After all, a B-tree index is just a tree
Image © Laurenz Albe 2019

If you thought that the B-tree index is a technology that was perfected in the 1980s, you are mostly right. But there is still room for improvement, so PostgreSQL v12 (in the tradition of v11) has added some new features in this field. Thanks, Peter Geoghegan!

In this article, I want to explain some of these improvements with examples.

A B-tree index test case

To demonstrate the changes, I’ll create an example table on both PostgreSQL v11 and v12:

CREATE TABLE rel (
   aid bigint NOT NULL,
   bid bigint NOT NULL
);

ALTER TABLE rel
   ADD CONSTRAINT rel_pkey PRIMARY KEY (aid, bid);

CREATE INDEX rel_bid_idx ON rel (bid);

\d rel
                Table "public.rel"
 Column |  Type  | Collation | Nullable | Default 
--------+--------+-----------+----------+---------
 aid    | bigint |           | not null | 
 bid    | bigint |           | not null | 
Indexes:
    "rel_pkey" PRIMARY KEY, btree (aid, bid)
    "rel_bid_idx" btree (bid)

Tables like this are typically used to implement many-to-many relationships between other tables (entities).
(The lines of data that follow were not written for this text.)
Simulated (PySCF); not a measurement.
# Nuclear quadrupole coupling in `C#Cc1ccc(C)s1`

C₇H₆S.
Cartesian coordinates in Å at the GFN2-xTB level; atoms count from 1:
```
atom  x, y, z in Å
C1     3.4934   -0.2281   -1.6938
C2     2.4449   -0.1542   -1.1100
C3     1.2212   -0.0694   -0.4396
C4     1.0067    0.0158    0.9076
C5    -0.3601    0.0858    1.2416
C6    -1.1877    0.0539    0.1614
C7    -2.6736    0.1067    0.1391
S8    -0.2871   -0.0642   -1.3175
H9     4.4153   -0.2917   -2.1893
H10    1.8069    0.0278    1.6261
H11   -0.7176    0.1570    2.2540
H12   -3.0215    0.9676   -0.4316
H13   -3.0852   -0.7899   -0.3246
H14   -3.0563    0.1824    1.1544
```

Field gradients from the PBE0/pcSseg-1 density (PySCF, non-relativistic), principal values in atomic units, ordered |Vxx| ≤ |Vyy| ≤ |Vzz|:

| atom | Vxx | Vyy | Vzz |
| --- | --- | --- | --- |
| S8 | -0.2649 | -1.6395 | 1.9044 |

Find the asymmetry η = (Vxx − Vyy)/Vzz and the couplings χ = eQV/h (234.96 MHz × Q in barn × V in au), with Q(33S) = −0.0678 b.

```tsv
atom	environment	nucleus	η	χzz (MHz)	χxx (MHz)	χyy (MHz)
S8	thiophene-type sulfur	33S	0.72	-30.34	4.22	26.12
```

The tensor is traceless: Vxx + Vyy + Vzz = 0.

The primary key creates a unique composite B-tree index on the table. The table serves two purposes:

  • it ensures that there is at most one entry for each combination of aid and bid
  • it can speed up searches for all bids related to a given aid

The second index speeds up searches for all aids related to a given bid.

Adding test data

Now let’s insert some rows in ascending numeric order, as is common for artificially generated keys:

INSERT INTO rel (aid, bid)
   SELECT i, i / 10000
   FROM generate_series(1, 20000000) AS i;

/* set hint bits and calculate statistics */
VACUUM (ANALYZE) rel;

Here each bid is related to 10000 aids.

B-tree index improvement 1: INSERT into indexes with many duplicates

The first difference becomes obvious when we compare the size of the index on bid:

In PostgreSQL v11:

\di+ rel_bid_idx
                           List of relations
 Schema |    Name     | Type  |  Owner   | Table |  Size  | Description 
--------+-------------+-------+----------+-------+--------+-------------
 public | rel_bid_idx | index | postgres | rel   | 545 MB | 
(1 row)

In PostgreSQL v12:

\di+ rel_bid_idx

 Schema |    Name     | Type  |  Owner   | Table |  Size  | Description 
--------+-------------+-------+----------+-------+--------+-------------
 public | rel_bid_idx | index | postgres | rel   | 408 MB | 
(1 row)

The index is 33% bigger in v11.

Explanation

Every bid occurs 10000 times in the index, therefore there will be many leaf pages where all keys are the same (each leaf page can contain a couple of hundred entries).

 

Before v12

Before v12, PostgreSQL would store such entries in no special order in the index. So if a leaf page had to be split, it was sometimes the rightmost leaf page, but sometimes not. The rightmost leaf page was always split towards the right end to optimize for monotonically increasing inserts. In contrast to this, other leaf pages were split in the middle, which wasted space.

Since v12

Starting with v12, the physical address (“tuple ID” or TID) of the table row is part of the index key, so duplicate index entries are stored in table order. This will cause index scans for such entries to access the table in physical order, which can be a significant performance benefit, particularly on spinning disks. In other words, the correlation for duplicate index entries will be perfect. Moreover, pages that consist only of duplicates will be split at the right end, resulting in a densely packed index (that is what we observed above).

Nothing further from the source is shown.